1941 Waco UPF 7 Words of Recognition
NC 32071
NC32071 created a lifetime memory for me the day I first saw it on July 20, 2018. My friend Barry Branin was assisting me in finding a Waco biplane and had suggested I go look at several in different parts of the country. On this late July day, my close friend and fellow pilot, Les Banta and I climbed in my TBM 850 early in the morning and flew east to the North Carolina coast for nearly four hours to meet Jack and Glynda Hill, the owners of this amazing John and Scott Shue restoration and 2007 Airventure Lindy Award winner.
Jack and Glynda met us at their hangar and showed us the plane. We looked carefully and then climbed back into the TBM for what would be over five flying hours to get home. Near the end of a long day of flying in the flight levels to go see an antique biplane – which spent almost all its life below a thousand feet – the Master Warning light on the TBM’s panel began flashing. We’d lost pressurization at 30,000 feet! Things worked out ok for that memorable flight and a memorable day of Waco admiring.
I didn’t end up buying Jack’s plane as I purchased Dave Allen’s beautiful UMF 3 instead. Eventually, Marla Boone bought it and flew it home to her grass strip near its place of creation in Troy, Ohio. I next saw NC 32071 in June of 2022 at the American Waco Club fly-in at Poplar Grove, Illinois where I admired the careful restoration, hand rubbed dope finish, and simplicity of its lines without an engine cowl or wheel pants.
Later, in October of the same year, I saw Marla and her red beauty again when I was at her next-door neighbor Sean Saddler’s house buying another beautiful red antique airplane: his just restored Fairchild 24. When Marla put her plane up for sale recently in 2024, I realized that if I bought it, it would be the second red airplane I purchased from a private strip just west of Waco’s home field.
When NC 32071 got to Oklahoma City, courtesy of my friend Rob Lock’s frigid ferry flight, I was struck again at the simple beauty of Waco’s standard paint scheme from the 1930’s. This UPF 7 was built for the Civilian Pilot Training Program and originally painted Army blue and yellow. Yet, the red color with white fishhook striping looks at home and compliments the Shue’s perfect rib stitching and the immaculate wing and fuselage construction underneath. My original thought in buying the plane from Marla was to take it back to its 1941 CPTP livery.
Now, I’m not certain of that and will be mulling it over during the winter as I work to clean and polish the engine and airframe to bring it back as closely to the condition it was in when Jack first picked it up in Pennsylvania from the Shue’s. It’s in terrific condition but nearly two decades, and almost 750 hours of flying, have had their effect on the paint and on the numerous nooks and crannies which inevitably attract oil, grease and dirt.
Whether it stays red or goes blue and yellow, the plan is to honor John and Scott’s workmanship and Jack and Marla’s careful custodianship of one of the best Waco’s every built.

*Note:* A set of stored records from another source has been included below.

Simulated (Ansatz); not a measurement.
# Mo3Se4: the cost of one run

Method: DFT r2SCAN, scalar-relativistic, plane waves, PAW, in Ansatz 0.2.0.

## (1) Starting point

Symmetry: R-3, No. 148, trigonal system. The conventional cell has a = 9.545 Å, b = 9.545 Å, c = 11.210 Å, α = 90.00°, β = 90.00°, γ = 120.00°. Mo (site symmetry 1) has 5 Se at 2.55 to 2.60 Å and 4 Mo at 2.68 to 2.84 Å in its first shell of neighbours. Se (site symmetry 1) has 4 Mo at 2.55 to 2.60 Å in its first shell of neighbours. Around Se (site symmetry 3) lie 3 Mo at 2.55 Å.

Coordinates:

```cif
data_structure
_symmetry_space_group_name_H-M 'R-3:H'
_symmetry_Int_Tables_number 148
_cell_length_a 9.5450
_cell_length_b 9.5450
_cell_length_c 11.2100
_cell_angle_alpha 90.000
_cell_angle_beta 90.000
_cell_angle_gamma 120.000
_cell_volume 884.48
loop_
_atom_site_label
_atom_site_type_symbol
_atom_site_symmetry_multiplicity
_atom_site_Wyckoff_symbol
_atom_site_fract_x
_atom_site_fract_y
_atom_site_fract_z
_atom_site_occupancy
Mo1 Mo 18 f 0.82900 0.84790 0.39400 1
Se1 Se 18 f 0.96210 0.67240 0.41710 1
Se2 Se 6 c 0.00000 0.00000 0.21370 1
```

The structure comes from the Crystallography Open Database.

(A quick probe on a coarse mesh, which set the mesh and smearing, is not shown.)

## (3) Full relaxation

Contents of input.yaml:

In 2022 I got the crazy idea to try to collect one pristine example of each of the six Waco “F” models manufactured from 1930 to 1942. In 2023, I purchased NC 30107, a gorgeous red example restored by famed Rare Aircraft. While not an award winner it easily could have been. I thought I was all set on my UPF 7 part of the collection.
But as I added planes to the series, and began closing in on completing what I believe is the only collection in the world to include an example of every “F” model, I started thinking that at least one of them should be in military livery. After all, just about every Waco F series plane served during World War II and most as trainers in the Civilian Pilot Training Program. Almost all F7’s were, in fact, first owned by the Defense Plant Corporation or some other operator of initial flight training schools for the war effort.
I’ve kept my eye open for a blue and yellow UPF 7 for sale with no luck for a year or so. Seeing one at a private fly in near Sacramento this spring really fired my imagination and when a friend showed me the bones of a former Nicaraguan Air Force example, including its original sheet metal still bearing the South American country’s roundel, I decided I needed to add a military version to the collection even if it meant parting with what is arguably the second prettiest plane in the collection.
Then Marla Boone put her beautiful UPF 7 up for sale at a price that would allow repainting or even recovering. It’s a Shue restoration and their reputation for quality is well deserved. They also build planes just the way Waco did so it’s bones would be perfect. After a brief visit to catch up on NC 32071’s history since I’d last seen it Marla agreed to sell it to me.
My plan is to have the exterior refinished so that it looks exactly the way it did when it left the factory in Troy, Ohio on September 17, 1941. That will mean taking it partially apart and either sanding the existing finish off and repainting or recovering. Either way the plane will be ready for another couple of decades of flying adventures when we’re finished. In the meantime, for the next year or so at least, I’m planning on enjoying it as I fly on and off the grass runway of the old Mustang Training Field first established in 1943 as a CPTP field and now operated as El Reno Regional Airport.